Raddled Chicago teacher Elizabeth Halsey (Cameron Diaz) curses at her students, likes a drink, and plans to marry her wealthy fiance. When he dumps her, she tries to win over substitute teacher Scott Delacorte (Justin Timberlake) in competition with fellow educator Amy Squirrell (Lucy Punch). What Elizabeth doesn't realise is that school gym teacher Russell Gettis (Jason Segel) is giving her the glad eye. Raucous comedy from Walk Hard director Jake Kasdan.
Remember that teacher you had at school who stood out from the rest? The one who inspired you to do things that changed your life, the one who made you feel as if you could achieve anything?
Well, Cameron Diaz is not that teacher. As Elizabeth Halsey, a smoking-hot faculty member with a mouth fouler than a Tarantino script and a temper to match, Diaz shows off her comedy chops, displaying the kind of sunny charisma (despite the hangovers) that has charmed audiences since There's Something About Mary.

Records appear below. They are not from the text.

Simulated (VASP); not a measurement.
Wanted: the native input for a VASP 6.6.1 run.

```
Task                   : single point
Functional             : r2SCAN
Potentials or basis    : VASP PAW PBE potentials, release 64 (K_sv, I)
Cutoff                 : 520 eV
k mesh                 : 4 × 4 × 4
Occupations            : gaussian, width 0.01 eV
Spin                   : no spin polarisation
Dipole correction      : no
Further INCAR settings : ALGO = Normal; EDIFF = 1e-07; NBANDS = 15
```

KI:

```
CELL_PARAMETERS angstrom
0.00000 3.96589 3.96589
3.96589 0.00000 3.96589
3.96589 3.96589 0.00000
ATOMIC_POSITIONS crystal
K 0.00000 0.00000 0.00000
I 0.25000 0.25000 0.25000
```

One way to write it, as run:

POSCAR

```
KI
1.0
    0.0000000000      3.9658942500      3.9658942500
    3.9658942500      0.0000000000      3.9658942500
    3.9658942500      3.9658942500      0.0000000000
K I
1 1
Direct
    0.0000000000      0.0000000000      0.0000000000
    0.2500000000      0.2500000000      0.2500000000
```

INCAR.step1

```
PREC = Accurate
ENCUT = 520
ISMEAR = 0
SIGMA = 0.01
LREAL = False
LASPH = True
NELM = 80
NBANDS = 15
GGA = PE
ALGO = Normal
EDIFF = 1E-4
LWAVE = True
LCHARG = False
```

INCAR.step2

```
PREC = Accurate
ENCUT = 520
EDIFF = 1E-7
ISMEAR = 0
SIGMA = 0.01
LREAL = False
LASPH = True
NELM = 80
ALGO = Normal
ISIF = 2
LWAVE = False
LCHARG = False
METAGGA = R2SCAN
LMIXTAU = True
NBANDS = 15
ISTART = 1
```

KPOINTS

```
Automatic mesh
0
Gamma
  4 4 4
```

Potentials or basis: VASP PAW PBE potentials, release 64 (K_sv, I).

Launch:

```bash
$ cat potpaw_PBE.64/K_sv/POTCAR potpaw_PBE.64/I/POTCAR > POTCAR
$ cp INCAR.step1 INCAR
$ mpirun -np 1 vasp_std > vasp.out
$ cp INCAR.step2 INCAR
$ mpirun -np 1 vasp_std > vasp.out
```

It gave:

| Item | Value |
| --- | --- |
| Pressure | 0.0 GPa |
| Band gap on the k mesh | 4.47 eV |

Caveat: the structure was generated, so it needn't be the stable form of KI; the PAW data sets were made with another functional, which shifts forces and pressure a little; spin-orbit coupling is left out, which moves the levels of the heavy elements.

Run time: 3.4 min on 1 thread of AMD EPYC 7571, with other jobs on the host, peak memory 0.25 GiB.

When Halsey is forced to return to work after being unceremoniously dumped by her opera-loving fiancé, she makes it her mission to bag a rich man (cue Justin Timberlake) with the help of some larger, erm, assets.
Good grades are not exactly Halsey's forte - she lights joints in the gym ("weed is cool"), teaches exclusively via film ("movies are the new books") and steals money from charity events. But that was before she needed to get her finely manicured mitts on the $5000 prize for the class with the top grades...
Lucy Punch (of Hot Fuzz fame) is deliciously whiny as Amy Squirrel, Halsey's love rival and do-gooder extraordinaire, and J-T plays the wet blanket card with surprising aplomb, including an N-Sync parody guaranteed to amuse anyone who remembers the 90s boy band in its heyday.
Those hoping for a glimpse into the romantic life of celebrity exes Diaz and Timberlake will be disappointed though. The trouser-snake is (intentionally) not at his most desirable and, and it's no mean feat that Jason Segal, as the sardonic gym teacher, emerges as the more attractive one. Segal is on fine form, delivering each deadpan line with perfect timing.
But Bad Teacher never quite delivers as much as you're expecting it to. Too many lines fall flat and Diaz's sexed-up appearance is never quite enough to rescue a script that veers uncertainly between tentative character development and out and out absurdity.
Should we sympathise with Halsey? If we do it is only because her rivals are so deeply annoying that she wins our affection by default. Having an anti-hero only really works if he or she changes for the better or if the moral context of the story collapses. Here we have neither.
It's been a prolific year for American comedy and if Hangover 2 was a Fail and Bridesmaids gained a distinction, this film sits firmly in the 'pass' bracket. High marks for effort, but it's not going to win any prizes.